Introduction
During lab 04, we were tasked with working on TOML (Tom's Obvious Minimal Language) which allows developers and users to set up environmental variables like ports, hosts, API keys etc... At first, it seemed a little bit harder than it was. We were also supposed to review other' contributors' code via git remote
.
TOML in React
As I described, I thought it was going to be a hard process. However, after a couple of hours of scrolling the react-compatible documentation, which ended up being toml_edit version 0.22.22
. I opened an [Issue #18] describing in all details what am I about to do. Later on, I just added dependency "toml_edit: 0.22.22" inside Cargo.toml
, pushed the changes, and then opened my first Draft Pull-Request. It was a new feature to me, for the reason that I didn't even know it's existence. It is a good feature because until you do not press Request Review
, you may update the code as much as you want without being afraid that is not going to be merged. Eventually, you'll click the button, and the Draft Pull-Request
will become a regular Pull-Request
.
Returning to what I was discussing, I made all the required changes, but I faced an issue that .toml
file that I was trying to generate had inline format like:
api = {base = "...", key = "..."}
However, I needed a table-like format:
[api]
base = ""
key = ""
The example above, which I am currently sharing, was mentioned in the pull-request by the owner of the repository Theo.

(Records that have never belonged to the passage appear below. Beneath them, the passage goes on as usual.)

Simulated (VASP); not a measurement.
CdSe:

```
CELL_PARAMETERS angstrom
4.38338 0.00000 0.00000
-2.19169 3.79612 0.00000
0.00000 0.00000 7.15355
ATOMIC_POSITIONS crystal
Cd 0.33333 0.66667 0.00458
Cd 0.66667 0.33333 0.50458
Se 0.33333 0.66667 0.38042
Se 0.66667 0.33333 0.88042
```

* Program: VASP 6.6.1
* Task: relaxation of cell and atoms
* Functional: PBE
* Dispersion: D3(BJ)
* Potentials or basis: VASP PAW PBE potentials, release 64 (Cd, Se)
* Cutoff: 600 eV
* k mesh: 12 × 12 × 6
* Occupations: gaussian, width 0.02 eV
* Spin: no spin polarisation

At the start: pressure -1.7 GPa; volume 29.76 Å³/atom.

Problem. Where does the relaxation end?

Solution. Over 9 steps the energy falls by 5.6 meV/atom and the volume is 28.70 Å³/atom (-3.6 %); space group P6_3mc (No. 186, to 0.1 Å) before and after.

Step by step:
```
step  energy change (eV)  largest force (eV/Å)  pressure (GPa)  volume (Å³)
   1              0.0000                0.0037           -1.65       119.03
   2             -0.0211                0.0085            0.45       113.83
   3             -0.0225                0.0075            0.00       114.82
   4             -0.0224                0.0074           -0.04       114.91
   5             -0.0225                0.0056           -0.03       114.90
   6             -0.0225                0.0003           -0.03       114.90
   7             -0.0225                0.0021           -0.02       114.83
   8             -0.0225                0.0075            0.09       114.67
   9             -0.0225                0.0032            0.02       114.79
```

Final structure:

I fixed some minor bugs, my pr was merged, and then proceed to reviewing pr that I received.
Git Remote
After completion of my part, I have received Pull-Request in my repository. It was relatively new experience, as it was mandatory to use git remotes for reviewing other's pr. I went through the class materials, and realized that it wasn't that hard. I reviewed the code and found no issues, so I simply merged it.
Conclusion
Once again, it was really fun to contribute on someone's repository because I had to communicate with my partner constantly, receiving his feedback changes were made. TOML
is really interesting thing to work with, and git remotes is another thing I learned. If I were to complete it again, I would definitely do everything the same because that I really enjoyed the process, and have no regrets.